Oh, WHAT a surprise

So, Tony Blair has decided that it’s now time to end the “1960s liberal consensus”, and has the full backing, not surprisingly, of David Blunkett, who has coined the term “liberati”. Apart from the fact that they seem to be forgetting how the Tories managed to erode just about every last vestige of liberalism in this country between 1979 and 1997, this stinks of what I like to call “Baby Boomer Spite”.

Blair and Blunkett (along with many of their colleagues) are prime examples of the Baby Boomer generation. Growing up in the sixties, they saw the golden age of British social policy, enjoying top-class free healthcare, free university education and the broadening of opportunities for women and the working class. And now, like so many successful members of that generation, they have the power and inclination to stop those of us in younger generations from enjoying the same freedoms.

Of course, we all know that the great hippie peace’n'love revolution was largely the result of marketing, idealistically viewing the activities of an educated middle class minority, while the majority, in their brown suits and crinoline skirts, got on with their jobs in offices and factories. Britain simply wasn’t a land gripped by hedonistic excess and lawlessness. However, important changes did happen; changes which do not deserve to be casually dismissed as the acts of the “liberati”.

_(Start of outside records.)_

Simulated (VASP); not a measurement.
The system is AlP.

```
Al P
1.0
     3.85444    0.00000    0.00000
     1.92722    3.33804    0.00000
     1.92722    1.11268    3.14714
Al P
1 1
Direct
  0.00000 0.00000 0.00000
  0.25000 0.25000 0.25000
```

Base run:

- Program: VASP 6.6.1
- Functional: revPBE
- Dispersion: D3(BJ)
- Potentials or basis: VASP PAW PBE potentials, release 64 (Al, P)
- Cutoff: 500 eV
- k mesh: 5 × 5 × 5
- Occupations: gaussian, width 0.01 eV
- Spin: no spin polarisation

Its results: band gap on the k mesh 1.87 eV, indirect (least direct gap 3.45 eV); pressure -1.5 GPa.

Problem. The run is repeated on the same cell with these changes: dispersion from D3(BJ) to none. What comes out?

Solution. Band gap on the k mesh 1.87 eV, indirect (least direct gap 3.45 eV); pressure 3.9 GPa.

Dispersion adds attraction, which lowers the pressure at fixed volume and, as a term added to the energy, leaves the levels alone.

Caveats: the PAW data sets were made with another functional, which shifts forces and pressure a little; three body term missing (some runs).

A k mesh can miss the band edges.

Writing in the Guardian, David Aaronovitch (a Baby Boomer himself) lists a number of injustices to which the advances in 1960s society provided much needed cures…arbitrary justice, corporal punishment, capital punishment, backstreet abortions. If 21st-century government policy can be informed by nostalgic views of what a few people may have boasted about doing 40 years ago, while forgetting the real advances, gawd help us.

As Aaronovitch remarks “you want to blame someone for the mess we’re in? Those bastards from the 80s, they’re the ones.”